6) Copy-paste in the Word document the clearly labeled graph of the resulting approximation to a triangle wave. To copy-paste your plot from the DataSpell notebook, in MacOS press Cmd+Shift+4 keys and select the figure by dragging the mouse over the region you want to select. When you release the keys, the picture will be saved as png on your desktop. In Windows, press Ctrl+ PrtScn keys; the entire screen changes to gray including the open menu. Select Mode, select the kind of snip you want, and then select the area of the screen capture that you want to capture.
Subarrays
In Python, it is also possible to work with just parts of arrays. For example, if we want to plot just the first 50 points of the array x1, we can use the colon operator, “:”, to take indices 1 through 50 (1:50).
t = np.arange(0, 10, 0.1)
x1 = np.sin(2 * t)
plt.plot(t[1:50], x1[1:50])
7) In an new cell use the colon operator to plot the function defined by x1 and t for one period starting near the zero crossing at t = 1.5 seconds. Copy-paste the resulting graph in the Word document.

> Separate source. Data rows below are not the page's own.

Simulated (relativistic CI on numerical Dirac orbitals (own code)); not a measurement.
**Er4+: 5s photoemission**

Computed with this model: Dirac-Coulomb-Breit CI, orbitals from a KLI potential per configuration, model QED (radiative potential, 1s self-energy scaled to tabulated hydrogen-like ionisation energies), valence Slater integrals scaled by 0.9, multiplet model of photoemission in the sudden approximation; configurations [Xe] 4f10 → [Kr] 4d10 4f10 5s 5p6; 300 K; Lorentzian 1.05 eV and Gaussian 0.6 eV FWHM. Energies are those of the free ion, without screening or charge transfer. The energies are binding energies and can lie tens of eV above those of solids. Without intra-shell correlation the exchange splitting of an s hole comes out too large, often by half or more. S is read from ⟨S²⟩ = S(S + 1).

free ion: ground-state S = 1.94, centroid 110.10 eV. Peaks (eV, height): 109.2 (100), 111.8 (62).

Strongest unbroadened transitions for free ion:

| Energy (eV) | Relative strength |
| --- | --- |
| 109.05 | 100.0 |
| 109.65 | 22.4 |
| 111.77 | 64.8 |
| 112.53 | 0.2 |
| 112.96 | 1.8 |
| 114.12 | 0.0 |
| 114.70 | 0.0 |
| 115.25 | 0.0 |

Part B) For this part you will be entering your commands in the Lab1_File.py
Copy-paste the following code in your Lab1_File.py file and click the green run button.
import math
import numpy as np
import matplotlib.pyplot as plt
x1 = np.cos(t)
x2 = np.cos(3*t)/9
x3 = np.cos(5*t)/25
x4 = np.cos(7*t)/49
x5 = np.cos(9*t)/81
plt.plot(t, x1, color='blue')
plt.plot(t, x2, '--', color='green')
plt.plot(t, x3)
plt.plot(t, x4)
plt.plot(t, x5,)
plt.legend( ['x1', 'x2', 'x3', 'x4' , 'x5'] )
plt.xlabel('Time (t)')
plt.ylabel('x1-x5 functions')
plt.title('Five functions vs time')
plt.show()
You should see something similar to the screen below. This shows that in DataSpell IDE we can also create complete Python programs in addition to using the Python notebook as a developping tool.